Doc Magrogan’s Featured on

Posted on Thursday, May 31, 2007







Doc Magrogran’s Oyster House  By: Ken Alan

In the restaurant biz they were known as chains. Now we call them brands. Regardless of what one calls it, saying it usually is done with a distasteful sneer. Thanks to Applebee’s, Chili’s and the rest of that ilk, mass production (once the linchpin of our country) is now considered a restaurant bane, especially when referring to the culinary world. To wit: as good as that Italian chain’s meatballs might taste, are they ever as good as the one’s served at an authentic storefront trattoria?

Don’t tell Dave Magrogan he’s running a chain with his six (and counting) Kildare’s Irish Pubs, which are spreading over the state in clover. This former chiropractor has become Super Restaurateur; his opening rate is almost unprecedented (about one a year) in Pennsylvania, with each operation running at a profitable pace.

Yet the Kildare’s concept flies in the face of mass production. Magrogan has become successful because he truly wants you to experience Ireland. All his chefs are trained there, the restaurant’s furniture is imported from there and the staff is prompted to explain the individuality of the Kildare’s they represent.

Never one to stick to the same mold, Dave soon decided to expand to another niche with last year’s opening of Doc Magrogan’s Oyster House at its prime location in West Chester. He saw the need for good, fresh seafood in an area crying out for an old-time chowder hall, like those that once proliferated the town back in the 1930’s–a concept that could be branded yet become as un-Red Lobster as it gets.

Just as an Irish-themed restaurant is only as good as its boxty’s and bread pudding, Doc’s will only succeed by serving the freshest fish/shellfish within an authentic feeling atmosphere. It does and it is, I’m happy to report.

I have been to five out of the six Kildare’s literally dozens of times, as Magrogan can confirm. What brings me back is all-around consistency combined with a really fun setting. This, though, was my first Oyster House visit and I was no less impressed than I’d been with my past vicarious trips to Ireland.

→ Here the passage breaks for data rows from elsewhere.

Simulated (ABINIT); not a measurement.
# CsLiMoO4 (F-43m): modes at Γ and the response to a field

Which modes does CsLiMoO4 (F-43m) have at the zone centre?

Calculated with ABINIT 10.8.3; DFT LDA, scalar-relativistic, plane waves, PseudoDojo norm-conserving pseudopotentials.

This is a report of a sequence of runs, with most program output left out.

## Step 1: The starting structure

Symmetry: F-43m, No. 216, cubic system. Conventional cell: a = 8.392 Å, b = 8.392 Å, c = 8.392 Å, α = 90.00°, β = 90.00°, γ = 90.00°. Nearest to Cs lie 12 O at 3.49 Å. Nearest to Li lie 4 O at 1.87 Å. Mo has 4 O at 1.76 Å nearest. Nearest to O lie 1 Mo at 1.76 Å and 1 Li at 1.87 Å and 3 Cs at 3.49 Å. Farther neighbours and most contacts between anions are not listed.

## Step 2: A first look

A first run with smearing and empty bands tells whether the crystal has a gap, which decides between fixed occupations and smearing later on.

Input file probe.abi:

Doc’s has handsome wooden floors, nautically correct accents (ship’s steering wheels and models of vessels) and many framed photos of the seafaring life abound. There is an ocean floor of a raw bar, a long (and smoke-free) tippling bar plus a series of warrens in which to dine. I spotted a whimsical site (a stairway that goes up to nowhere) and another one that took me back to a cool second bar, an almost secret enclave, perfect for hiding away or maybe a private party.

My dining partner and I began by taking the true seafood-lover’s litmus test; we ordered the oysters.

Get a bad one and it sets the whole tone of your meal, if not your decision to return. Thankfully those northern California Kumamoto’s were briny pillows of heaven, as were the clean and buttery Georges River oysters from Maine, all were slurpy goodness.

We split two apps, black lobster ravioli with sautéed crab meat in a tomato basil cream sauce ($10.50) and four of Dad’s Famous Clams Casino, plump and piled with andoullie sausage, peppers, big chunks of onion and fresh bread crumbs ($7.99).

Our entrée was fine, an evening special of halibut filet topped with crabmeat and shiitakes in a basil-brandy cream sauce ($24.99). My partner thought it a bit too cloying, though the sweet aspect didn’t bother me and the fish was nice and tender.

With bivalves and chowders, fresh fish and crisp salads, Doc Magrogan’s is doing it right in West Chester. Oh, the bar scene is a fun one, too.

A few other notations: Just like those at his other places, Dave’s servers are mostly exceptional, scripted for sure yet natural in their presentation. There is also some outdoor seating both out front and in back when the lantern-y oyster house motif seems too dark during nicer weather. And, as stated, I really dig that back bar area.

If the past is any indication, I’m sure it won’t be long ’till you see a second and a third Doc Magrogan’s pop up sometime soon. It’s in the man’s nature to be ubiquitous–a local boy gone good, making a name for himself and his places while branding the hell out of his ideas. Just don’t call it a chain.